IT Systems that Scale
IT systems are unnecessarily complicated because of the way they evolved. Once upon a time, storage, computation and communications were expensive. Early computing systems were optimised to make use of these scarce physical resources. Moore’s Law has meant we are able to create large systems using techniques developed when hardware was expensive. However, the techniques used to optimise small systems do not scale well to large systems with millions of applications, billions of people, and trillions of objects in the Internet of Things.
Today, storage, computation and communications are inexpensive. Our constraints are different. We need to handle much greater complexity and have the ability to scale, integrate and reuse large complex systems.
One way to scale is to add a new layer to IT systems to increase their functionality, reliability, and security. If we add a new layer it should enhance existing systems without changing them. Somewhat like the prefrontal cortex of the brain, it should coordinate applications and data to extend capability without changing what already exists.
Semantics through the use of data
In early systems, it made sense to have one place to store each item of data and to have a single source of truth. When systems were small, it was useful to embed semantics in the name of the objects and their data values. (Figure 1)
Alternatively, we can give data meaning when an application uses it. (Figure 2).
Systems become complicated when we have many applications accessing the same data items. (Figure 3)
The meaning of data can change depending on the application. When many applications access the same data item, changes in the meaning of one application can impact other applications. It also becomes difficult to add new meanings and uses of data.
Complexity reduces if we isolate data by giving each application its own space for the same data item (figure 4).

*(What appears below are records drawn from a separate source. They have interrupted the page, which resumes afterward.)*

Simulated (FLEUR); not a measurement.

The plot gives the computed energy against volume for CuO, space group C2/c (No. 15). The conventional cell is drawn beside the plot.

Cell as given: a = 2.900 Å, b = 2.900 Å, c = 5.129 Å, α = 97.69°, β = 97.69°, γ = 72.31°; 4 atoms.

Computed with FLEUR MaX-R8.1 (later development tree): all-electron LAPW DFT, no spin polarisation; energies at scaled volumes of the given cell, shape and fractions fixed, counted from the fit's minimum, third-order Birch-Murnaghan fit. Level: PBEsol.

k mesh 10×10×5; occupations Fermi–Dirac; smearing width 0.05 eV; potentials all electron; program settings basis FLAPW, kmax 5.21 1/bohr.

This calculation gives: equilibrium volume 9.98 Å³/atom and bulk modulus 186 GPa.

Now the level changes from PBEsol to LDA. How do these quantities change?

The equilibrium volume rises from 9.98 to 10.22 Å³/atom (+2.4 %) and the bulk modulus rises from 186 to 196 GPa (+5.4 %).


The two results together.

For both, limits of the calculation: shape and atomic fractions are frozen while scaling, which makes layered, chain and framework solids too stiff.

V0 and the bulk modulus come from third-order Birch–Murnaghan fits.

Here each application has its own data storage space for each data item. The application using the data provides the meaning to each data item. Isolating the data reduces problems from unforeseen interactions. It modularised the system and makes it easy to reuse an application in a different IT system. Instead of reusing data, we reuse applications across different systems. The data used with the applications is tied to the application and has no meaning independent of the application.
This approach makes for secure systems. An intruder examining the data has no idea what the data means unless they also have access to the application operating on the data. Examining the data values does not reveal the meaning of the data. This means that massive security breaches of data become less likely and systems are able to quarantine security breaches and isolate intruders.
Client Server and Distributed Systems
Most computer systems are Client Server systems. (Figure 5)
We do this to reduce the amount of storage used for programs and the computational load on the total system. Using this approach means we put the meaning of the data with the data. Control of the data now gives control over the use of the data and it makes data mining and the extraction of data viable business models. Distributing the data means the data has to be the same wherever it is stored. To have distributed ledgers means we have to know that the data elements are the same in all ledgers. We achieve this with technologies like blockchain. But blockchain computation increases exponentially with each instance of the data.
By separating the meaning from the data, we can distribute systems by distributing the applications. (Figure 6). Distribute the application with multiple copies and distribute the storage and we get modular systems. More importantly we distribute control over meaning and, while it does not stop data mining and third party exploitation of data it provides for alternative business models.
Now the systems scale because we only need to make sure the copies of each application that provides each data item with its meaning are the same.
Once we have this structure, we can deploy the same application across multiple entities. We can represent the connections as in Figure 7.
Figure 8 shows a truly distributed system, connected by the same applications, rather than by data.
Within a distributed system, all entities have equal standing. New applications with new meaning for data can be introduced incrementally without changing the existing systems. Different organisations and people may use the same applications, with the data protected in silos. The meaning of the data is only known when we can retrieve it using the application which placed it there.
To ensure all the applications A, B and C are the same, we make copies of the code and give the copies to the entities. We only allow application A, for example, to communicate with another instance of application A, if we can prove that the application is a clone of all other A’s.
With this new structure, the required amount of computation, storage and communications may be one or two orders of magnitude greater than with a client/server application. However, the amount of computation power required for a given computation does not vary with the number of entities, applications or data in the system. Taking meaning from the data and putting it in the execution of applications is scalable, maintainable, secure, easily extended, and, for humans, it is private.
Importantly it opens the way for alternative business models where the applications that provide meaning to data are paid for the work they do. In contrast, today’s dominant business model is to monetise data meaning where third party controllers of data charge rent for access to data.